Today's blog post was written by Argyris Anargyros, Development Principal at Sonoma Partners.
While working on a 2016 org upgrade from 2015, I was tasked with looking into a few performance issues that affected specific parts of the system, such as Connections and Activities. For Connections, the lookup to select the Connect To field took a very long time to load and would sometimes return a SQL time out error. For Activities, we were seeing long waits for quick find search results. While looking into these issues, we used both CRM and SQL Tracing, and we were able to identify a few problems that were easily fixed through native changes. These changes produced a dramatic improvement to the specific issue and the system as a whole. Some of these might seem obvious, but these can be good things to look for when you first come to an existing implementation.
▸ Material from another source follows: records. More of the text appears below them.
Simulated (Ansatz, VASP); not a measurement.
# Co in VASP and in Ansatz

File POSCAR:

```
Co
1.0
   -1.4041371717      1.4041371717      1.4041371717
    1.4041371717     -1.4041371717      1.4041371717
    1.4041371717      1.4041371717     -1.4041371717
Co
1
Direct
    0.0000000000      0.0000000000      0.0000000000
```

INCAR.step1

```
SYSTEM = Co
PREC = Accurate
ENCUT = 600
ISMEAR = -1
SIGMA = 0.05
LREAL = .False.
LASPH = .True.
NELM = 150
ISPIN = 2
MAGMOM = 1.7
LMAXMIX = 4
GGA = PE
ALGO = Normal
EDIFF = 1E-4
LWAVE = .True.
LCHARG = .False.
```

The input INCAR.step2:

Connections and Quick Find Views
First thing we noticed was that there were a bunch of Quick Find Query requests to pull in each entity listed as available to Connections. Microsoft does not provide a way to uncheck this availability, but we were able to identify a few unneeded custom entities, delete those entities, recreate them, and avoid the unneeded call to request for that data. The next piece we tackled was some of these Quick Find queries were taking a long time. After reviewing the Quick Find views, we found a lot of fields included as a part of the Quick Find. Each field that is selected can poetically create an index which should help searching, but what we found was that there were many fields of the same type being search on, like Owner, Regarding, and Modified By. This combination of fields to search on created a SQL statement that union 3 select statements to consolidate the results from the entity we were searching on, the users entity to cover the Modified By, Contact, and Accounts for the Regarding field. This union was not needed since we really did not need to have Modify By and Owner set to searchable by the Quick Find view. Once we removed all the unnecessary Quick Find fields, we had to wait a day or two for the indexes to clean themselves up, but we saw these long running queries go away.
Permissions and Business Units
Next we found SQL statements that were joining to the POA table and looking at Business Units to identify whether the user querying this data has permission to the individual records. Once I saw this I found it odd since the client I was working with has a single Business Unit. After reviewing there custom roles, we found that a lot of their permissions were set to BU instead of Org level, but with the single BU they are in essence giving folks Org level access. Once we changed all the permissions from Business Unit to Org access, the union to the POA and BU tables were eliminated and the response time of those queries became very small.